In its attempt to show that Samsung was discriminating against it when licensing 3G patents, Apple has managed to get a hold of some of the 3G patent licensing agreements Samsung has with other mobile phone vendors, but has complained that much of the crucial information, including royalty payments has been redacted from the agreements.
As part of the patent dispute brought against Apple by Samsung in Australia claiming that many versions of Apple's iPhones infringe on its 3G patents, Apple is seeking to prove that Samsung previously licensed 3G patents to other vendors that it has not licensed to Apple. Apple's argument is that it was extraordinary to deny the same licences to Apple on what it considered to be fair, reasonable and non-discriminatory (FRAND) terms.
In court yesterday it was revealed that on Apple's request, Samsung has been providing the Cupertino company with licensing documents it has with other vendors for those patents. While Apple was hoping to get the full details of these agreements, Apple's counsel said that the information provided wasn't "intelligible", with much missing from the documents, including information about the royalty payments the other vendors made to Samsung for those 3G patents.
As it stands, Apple argued that it was "impossible" for the company to understand the documents.
Samsung has not yet been ordered to produce the documents in full. The company is still in the process of speaking to the other vendors before releasing those licence agreements on a rolling basis to Apple.
Apple has managed to recently obtain source code from both Qualcomm and Intel for the baseband chips used in the iPhone 4S and earlier devices. Apple counsel Andrew Fox said that US attorneys were currently examining this source code, and it would be used to further the defence that, since Apple used a particular method of decoding, its products did not infringe on Samsung's 657 patent.
"The US attorneys have inspected that code and there is a view that has been formed that there are additional non-infringement arguments," he told the court.

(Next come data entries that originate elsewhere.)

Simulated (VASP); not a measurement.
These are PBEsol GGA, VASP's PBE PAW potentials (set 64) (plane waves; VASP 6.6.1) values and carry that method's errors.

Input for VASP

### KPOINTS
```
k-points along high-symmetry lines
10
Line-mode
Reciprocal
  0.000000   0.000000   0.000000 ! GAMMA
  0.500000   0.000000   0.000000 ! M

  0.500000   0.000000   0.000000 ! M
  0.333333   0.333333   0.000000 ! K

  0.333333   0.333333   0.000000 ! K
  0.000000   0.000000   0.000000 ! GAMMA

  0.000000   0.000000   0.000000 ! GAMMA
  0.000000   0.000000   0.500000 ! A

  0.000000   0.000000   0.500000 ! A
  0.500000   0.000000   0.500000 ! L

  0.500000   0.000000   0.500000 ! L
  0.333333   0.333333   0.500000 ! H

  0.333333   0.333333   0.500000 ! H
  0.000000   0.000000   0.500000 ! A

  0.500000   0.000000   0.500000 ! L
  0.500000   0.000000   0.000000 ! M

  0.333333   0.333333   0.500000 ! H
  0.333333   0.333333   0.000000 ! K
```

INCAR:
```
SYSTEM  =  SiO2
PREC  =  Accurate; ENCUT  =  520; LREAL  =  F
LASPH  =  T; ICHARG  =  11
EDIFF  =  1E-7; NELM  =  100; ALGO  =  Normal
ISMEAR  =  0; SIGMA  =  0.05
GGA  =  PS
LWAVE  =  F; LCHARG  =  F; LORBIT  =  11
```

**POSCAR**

Despite the full hearing of the case still being months away, Apple and Samsung are racing against time to get their respective documents and evidence ready in preparation for the trial. As the two parties get closer to the 9 July hearing date, the number of documents they are seeking to include grows. Justice Annabelle Bennett has kept a short leash on the two parties, however, yesterday ordering that they each produce one-page summaries of the documentation in the case.
The final hearing for the case at this level is scheduled to be held on 12 October.